Good Morning Japan
I sat alone on the gangway of the Toyota Car Carrier on the docks in Toyo Japan. We had arrived late the night before, and I was standing the 4-8 watch on the gangway. The faint glow in the eastern sky and the signs of life slowly emerging from the factory foretold of the pending change of shift that would bring on both the sunrise and the cargo operations.
Lone security guards were now replaced with small groups of workers moving about the docks and preparing for the day. It was a cool summer morning, with a mist creeping off of the shore side and enveloping the ship. A large warehouse filled with Camry’s and Corolla’s stood a few hundred feet away. The harsh sodium lights carved out a brightly lit hole in the dense fog, like a stage for what was about to happen.
The quiet was abruptly interrupted by the loud click of a microphone being keyed on enormous loudspeakers. A guttural barking voice shouted out a short command that echoed across the waterfront. The command was followed by a stream of a few dozen workers jogging out of the warehouse onto the docks in their neat white uniforms and hardhats and forming a sharp line on the dock.
The voice on the loudspeaker boomed out again for a moment, snapping out a few short sentences in a very serious tone, and ending with a resounding “HA… HA…. HA.” At each HA the line of workers would execute their far-east version of a jumping jack.
I watched in awe as the factory workers performed their morning company calisthenics. Toe touches, Jumping Jacks, strange wind milling movements, all punctuated by the stern “HA’s”. This was entertaining. Just when I thought it couldn’t get any better, the booming voice barked a particularly loud command, ending exercise time. The workers all turned and faced the factory, they took their hats off and then they all started singing. The thundering voice on the loudspeaker led the song, with the workers enthusiastically singing along. I could make out the word “Toyota” several times in the lyrics.

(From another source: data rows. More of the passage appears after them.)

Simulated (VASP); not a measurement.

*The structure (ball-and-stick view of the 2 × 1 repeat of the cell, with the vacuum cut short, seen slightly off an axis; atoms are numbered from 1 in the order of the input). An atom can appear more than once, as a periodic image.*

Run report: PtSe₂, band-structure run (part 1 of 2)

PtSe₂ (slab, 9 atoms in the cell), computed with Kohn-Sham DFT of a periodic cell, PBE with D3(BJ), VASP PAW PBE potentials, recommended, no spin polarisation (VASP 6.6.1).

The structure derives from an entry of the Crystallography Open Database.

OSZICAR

I was reasonably certain that workers at Ford and GM across the ocean and half a continent away in Detroit did not rise and sing the company song before starting their day. I wondered what other stark cultural differences were happening inside that warehouse.
The song ended, and the workers filed back into the warehouse, ready to start their day. Their muscles stretched, their blood flowing, and their devotion to mother Toyota affirmed. The morning routine was just one small part of the amazingly efficient and unique process that loaded 1300 cars in less than half the time that it takes anywhere else on earth.